Global Agenda Council on Informed Societies 2012-2013
It has long been argued that a healthy democracy requires an informed citizenry. The theoretical foundations of this argument assume that media would serve this purpose: citizens would receive impartial and objective information, delivered to them via a free and diverse media, leading to a robust exchange of opinions. Members of society would therefore be able to participate fully in community decisions and democracy would flourish.
In practice, it is widely acknowledged that the media has not served this purpose. Concentrations of ownership, the assimilation of mass media, concerns over private interests – in everything ranging from advertising to sourcing – have forced a re-think of the respected notions of free speech, impartiality and objectivity. With the recent rise in communication technologies, this problem has become more pertinent than ever. The speed at which news is disseminated has increased, the channels through which information is sourced have changed, and the platforms have multiplied, challenging the ability of media organizations to ensure accurate and unbiased reports. At the same time, the largest media groups have a near-monopoly on news coverage, resulting in issues and groups being under-represented.
Given this disconnect between theory and reality, the question remains: what needs to be done to foster the development of an informed society? The fundamental problems surrounding media are persistent and likely to endure. Nonetheless, it remains important to address issues of transparency and accountability, media literacy and privacy. The remaining priority is perhaps the most exciting, and concerns the integration of new communication channels into media; in particular, the empowerment of citizens through citizen journalism and the new opportunities for engaging members of society in public participation. Fundamentally, the priority is to develop a model for a society in which all citizens would have access to reliable and pertinent information, allowing them to make better-informed decisions.
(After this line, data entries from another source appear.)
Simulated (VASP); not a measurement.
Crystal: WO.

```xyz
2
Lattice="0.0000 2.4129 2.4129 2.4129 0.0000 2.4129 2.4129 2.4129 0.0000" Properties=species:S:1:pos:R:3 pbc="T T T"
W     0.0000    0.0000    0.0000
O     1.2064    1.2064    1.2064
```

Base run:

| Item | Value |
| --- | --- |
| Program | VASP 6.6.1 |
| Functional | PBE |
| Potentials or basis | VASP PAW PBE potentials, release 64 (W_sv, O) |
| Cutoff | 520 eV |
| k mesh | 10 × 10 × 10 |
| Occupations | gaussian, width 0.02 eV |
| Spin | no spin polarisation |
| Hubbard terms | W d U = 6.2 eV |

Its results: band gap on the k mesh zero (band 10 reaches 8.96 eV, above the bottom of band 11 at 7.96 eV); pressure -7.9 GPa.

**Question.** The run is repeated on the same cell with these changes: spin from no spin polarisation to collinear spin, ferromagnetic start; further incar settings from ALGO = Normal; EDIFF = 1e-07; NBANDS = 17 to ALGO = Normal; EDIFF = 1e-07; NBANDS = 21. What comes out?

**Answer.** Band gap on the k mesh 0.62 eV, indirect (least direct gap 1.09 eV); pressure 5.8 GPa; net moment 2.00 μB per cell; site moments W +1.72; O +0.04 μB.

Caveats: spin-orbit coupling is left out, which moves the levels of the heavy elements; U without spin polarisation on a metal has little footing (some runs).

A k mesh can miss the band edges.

- Eritrea, Turkmenistan and North Korea occupy the last three positions in the most recent Press Freedom Index – all three are ruled by dictators.
- Finland and Norway are joint leaders of the Press Freedom Index; 2012 saw the lowest number (three) of Scandinavian countries appear in the top 10 since 2008.
- American adult ownership of cell phones is at its highest rate ever, with 88% of Americans over 18 owning a cell phone.
“There are many constituencies that can contribute to creating an informed society. It is not just government leaders, it is business leaders, the media themselves and individual citizens that increasingly need to take responsibility for their own information diet.”
Don Tapscott, President and Chief Executive Officer, The Tapscott Group
“There is a concern that the economic system is suffering because key workers at a senior level are overloaded with information. They are not burning out, they are tuning out – there needs to be a new form of navigation and curation of information in our societies today.”
Julia Hobsbawm, Chairman and Chief Executive Officer, Editorial Intelligence
World Conference on International Telecommunications
3-14 December 2012
Dubai, United Arab Emirates
World Press Freedom Day
3 May 2013
World Summit on the Information Society
13-17 May 2013
The overall vision of the Global Agenda Council on Informed Societies is to identify and raise awareness of how different stakeholders can ensure that all citizens have access to reliable information to make informed decisions, whether they concern politics, economics, sustainable choices, and so on. In particular, the Council has two key areas of focus, which are heavily interlinked: first, to develop a Code of Conduct for Government Leaders, and, second, to produce an Index on Informed Societies.
The Code is intended as a model for states that are trying to identify how citizens can gain access to reliable information in order to make informed decisions. The Council has developed key analytical criteria and will design the Code as an objective guide for government leaders. The four components of the Code are: transparency, media literacy, privacy and empowerment of citizens. The Index will use these criteria to rank countries according to their current status in achieving fully informed societies. Although it will be regularly updated, part of its purpose will also be to act as a reference point for pressure groups to encourage their governments to make progress towards an informed society. Going beyond these two focus areas, the Council will also encourage governments to adopt the Code as a step towards the advancement of informed societies, both domestically and internationally.